Nathan Ward just informed me of a tidbit he did for Crimereads, about the meeting of Hammett and Gertrude Stein.
If you have his bio of Hammett, The Lost Detective, you’ve already got the gist of the incident. Especially these days, you can do a book then break it into parts — in the old days you kind of did the parts here and there then pulled them together into a book. (I’ve got one of those perking through the pipeline at the moment, and once I get something into a solid book, I tend to leave it alone. But then I’m not living the freelance life like Nathan does.)
I think Nathan mostly popped this one my way for the info on attitudes to your basic detective novel.
I had sent him a link to my most recent review for Publishers Weekly, which I notified a few people about because I was amazed that almost all my wording got past editorial intact. I’m especially happy my Sinatra vs. Borgnine bit made it into print. You never know what they’re going to cut or change-up.

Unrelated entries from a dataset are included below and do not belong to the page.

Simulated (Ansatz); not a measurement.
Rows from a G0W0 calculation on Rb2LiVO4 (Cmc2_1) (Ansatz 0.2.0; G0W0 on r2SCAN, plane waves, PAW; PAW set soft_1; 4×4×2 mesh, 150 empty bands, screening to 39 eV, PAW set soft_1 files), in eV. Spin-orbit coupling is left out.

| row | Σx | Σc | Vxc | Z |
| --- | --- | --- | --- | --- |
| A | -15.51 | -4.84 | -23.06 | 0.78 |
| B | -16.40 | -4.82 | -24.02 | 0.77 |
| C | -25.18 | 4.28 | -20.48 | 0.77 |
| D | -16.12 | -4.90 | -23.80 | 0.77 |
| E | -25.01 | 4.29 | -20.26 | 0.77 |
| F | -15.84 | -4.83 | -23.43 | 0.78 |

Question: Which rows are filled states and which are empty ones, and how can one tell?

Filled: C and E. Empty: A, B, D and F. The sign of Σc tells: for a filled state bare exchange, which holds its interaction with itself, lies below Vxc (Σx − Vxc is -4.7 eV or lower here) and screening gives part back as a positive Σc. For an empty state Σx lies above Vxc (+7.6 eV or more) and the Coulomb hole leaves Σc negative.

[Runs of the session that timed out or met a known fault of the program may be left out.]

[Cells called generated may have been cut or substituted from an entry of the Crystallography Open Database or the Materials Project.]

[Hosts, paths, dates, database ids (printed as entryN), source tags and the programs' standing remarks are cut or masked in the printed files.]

In the official published version, the last line mentions “undemanding crime readers” — which isn’t precisely equivalent to my original wording of “comes up with solutions to the locked-room and other puzzles that ought to keep most crime readers content.”
What the hell, close enough, I guess — undemanding vs. most. You’ll find that Gertrude falls into that category of most, though if she really wanted to meet Hammett — and she did — then she could savor a superior performance as well.
For many of the most I think the genre is just mush. But they like it.